Libusb is a bit more tricky. You could symlink the required version it to the libusb already present in your system, but there is a more elegant way: simply install the Energia programming environment from yaourt:

# yaourt -S energia

This will install the correct version of the library and you will be good to go!

Step 3: Extract and Install CCS

There is no need to run the CCS installation as root; I recommend installing it in your home directory as a simple user. There is only a driver installation script you will have to run as root (or with sudo) after the main install completes.

Extract the archive (assuming it is in ~/Downloads):

$ cd /Downloads
$ tar xvpzf CCS7.0.0.00042_linux-x64.tar.gz

(Exact filename may of course vary as new versions are released)

Enter the directory created and run the install script:

$ cd CCS7.0.0.00042_linux-x64
$ ./ccs_setup_linux-x64

Want to program this Launchpad on Linux? You are out of luck.

The installer should come up shortly, without complaining about missing libraries (if it does, recheck your previous steps). Run the installation as usual, selecting all components you require (e.g. MSP430, MSP432, TI Arm and so on). Note that some MSP Launchpads are not supported in the Linux version, notably the cheap and cheerful Value Line Launchpad (pity). The older Stellaris launchpads are also not supported anymore (Time to get yourself a TivaC). 
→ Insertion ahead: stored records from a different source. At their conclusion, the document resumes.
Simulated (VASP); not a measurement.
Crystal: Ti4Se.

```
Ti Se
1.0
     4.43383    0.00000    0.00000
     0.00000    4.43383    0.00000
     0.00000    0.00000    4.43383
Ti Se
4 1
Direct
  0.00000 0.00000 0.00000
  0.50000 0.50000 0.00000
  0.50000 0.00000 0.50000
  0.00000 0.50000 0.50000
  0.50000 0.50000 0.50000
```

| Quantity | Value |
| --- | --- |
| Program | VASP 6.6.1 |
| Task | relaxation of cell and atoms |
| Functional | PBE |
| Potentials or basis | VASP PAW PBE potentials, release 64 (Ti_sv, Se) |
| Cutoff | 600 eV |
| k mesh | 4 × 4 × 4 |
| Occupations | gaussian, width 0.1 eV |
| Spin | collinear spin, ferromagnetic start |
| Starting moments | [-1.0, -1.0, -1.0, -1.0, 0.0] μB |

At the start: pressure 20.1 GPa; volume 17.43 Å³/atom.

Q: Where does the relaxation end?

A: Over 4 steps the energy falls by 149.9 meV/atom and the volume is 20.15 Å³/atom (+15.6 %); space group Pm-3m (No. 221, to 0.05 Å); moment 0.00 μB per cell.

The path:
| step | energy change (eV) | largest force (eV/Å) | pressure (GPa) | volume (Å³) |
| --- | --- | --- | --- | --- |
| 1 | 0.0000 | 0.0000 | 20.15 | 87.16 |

Step 4: Install The Drivers

There is one final step: Get to the directory where you installed the program and run the driver installation script as root. Assuming you installed it in ~/ti, this is what it would like:

$ cd ~/ti/ccsv7/install_scripts
$ sudo ./install_drivers.sh

Now test your installation:

$ cd ~/ti/ccsv7/eclipse
$ ./ccstudio

You are done! Enjoy your new CCS on Arch. Happy New Year!